What are you like under pressure? You know that saying about life being hot water and you are the tea bag? Who you really are will come out under pressure. How often do you and I rationalize our bad behavior?

“I wouldn’t yell so much if it weren’t for these kids.”

“It’s because of all those demands at work, otherwise I’d smile a lot more.”

“How can I help myself from doing this thing, or acting that way, when I’m under so much pressure?”

In chapter 7, the pressure had mounted, yet how Jesus responded was dramatically different than how the religious authorities acted.


About six months had gone by between chapter 6 and chapter 7, in John’s gospel. The other gospels record how Jesus had stayed in Galilee during that time, and it was nearing one of the three feasts all Jewish men were expected to attend in Jerusalem.

  • Passover came in the spring.
  • Pentecost followed forty days later.
  • Feast of Booths, or tabernacles, took place in late September, early October.

The Feast of Booths lasted seven days, beginning with the Feast of lngathering, celebrating the harvest, which was considered a Sabbath, and symbolized God’s salvation to all people one day, when the Lord would gather in all nations to God.

This was the people’s favorite holiday, full of feasting, singing and enjoyment. Three-sided huts were constructed from tree branches on roof tops, in the parks and streets, everywhere, and everyone lived in these lean­-tos for the whole week, reminding them of their ancestors living in the desert during the Exodus.

The temple, white marble covered in gold sheets, would be lit up at night by a giant menorah, the Jewish candelabra, to signify God’s Shekinah in the pillar of fire and cloud that led the people through the desert.

Early every morning sacrifices were made while a priest with a golden pitcher led the whole city, singing the Hillel Psalms, 113 to 118. They would proceed down to the pool of Siloam to fill up from the water pouring out of the mountain rock, commemorating the time God provided Israel with water from the rock Moses struck. The priest would bring this pitcher, held high, back up to the temple mount with the people singing and dancing.

There, the priest would be met by another priest holding up a golden pitcher filled with new wine crushed from the grapes harvested in late summer, as a whole orchestra of instruments accompanied the people singing. Yet two more priests with silver trumpets would play in between each stanza of the Psalms.

Together, the two priests would pour both pitchers out by the altar.

At that moment all the people would cry out “Therefore with joy will you draw water from the wells of salvation,” from Isaiah 12:3. It was understood the water represented both physical water from the rock that saved the Hebrews in the desert, and also the outpouring of God’s Spirit.

During this festival the whole of Moses’ Law would be read out loud to the people.

As a note to you and me,

  • Passover would be fulfilled in the sacrifice of Christ, the Lamb of God, on the cross.
  • Pentecost would be fulfilled in the outpouring of the Holy Spirit on the disciples after Jesus’ resurrection.
  • But the trumpet call, the Feast of lngathering and the Feast of Booths has not yet been fulfilled!

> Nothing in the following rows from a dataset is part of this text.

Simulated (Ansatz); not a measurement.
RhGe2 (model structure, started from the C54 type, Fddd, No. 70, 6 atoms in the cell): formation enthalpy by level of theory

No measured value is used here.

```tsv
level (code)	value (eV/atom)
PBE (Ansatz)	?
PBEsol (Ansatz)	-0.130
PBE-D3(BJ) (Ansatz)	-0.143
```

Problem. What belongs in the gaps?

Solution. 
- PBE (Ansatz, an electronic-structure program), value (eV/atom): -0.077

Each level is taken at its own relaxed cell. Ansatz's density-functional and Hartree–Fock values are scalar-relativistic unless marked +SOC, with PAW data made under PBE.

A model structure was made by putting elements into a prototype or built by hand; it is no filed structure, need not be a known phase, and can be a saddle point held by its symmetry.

We are still looking forward to that, when the Lord Jesus calls all of his own from among the nations, to be gathered up to him on the last day.

So, it is to this feast that Jesus’ brothers were pressuring him to attend, as chapter 7 opens, the exciting feast that everybody made a point of attending. They told Jesus if he really wanted to get his movement off the ground, he was going to have to ramp it up a notch!


Depart from here and lead on to Judea, for in order that your disciples may look on as you work these deeds, for no one who works in concealment then seeks to be bold and free in speech—if you perform these works, make yourself apparent to the world!

Jesus’ brothers, John 7:3-4

Listen, big brother, they all ribbed him, Galilee is the sticks, you need to go where the people are! You’ve gotta let your disciples see all this, keep them charged up.

If you want to be a public figure, you need to think about public relations. Advertise! Keep your name in front of people!

Keep up the miracles, that’s what people want to see, that’s what’s going to get you noticed.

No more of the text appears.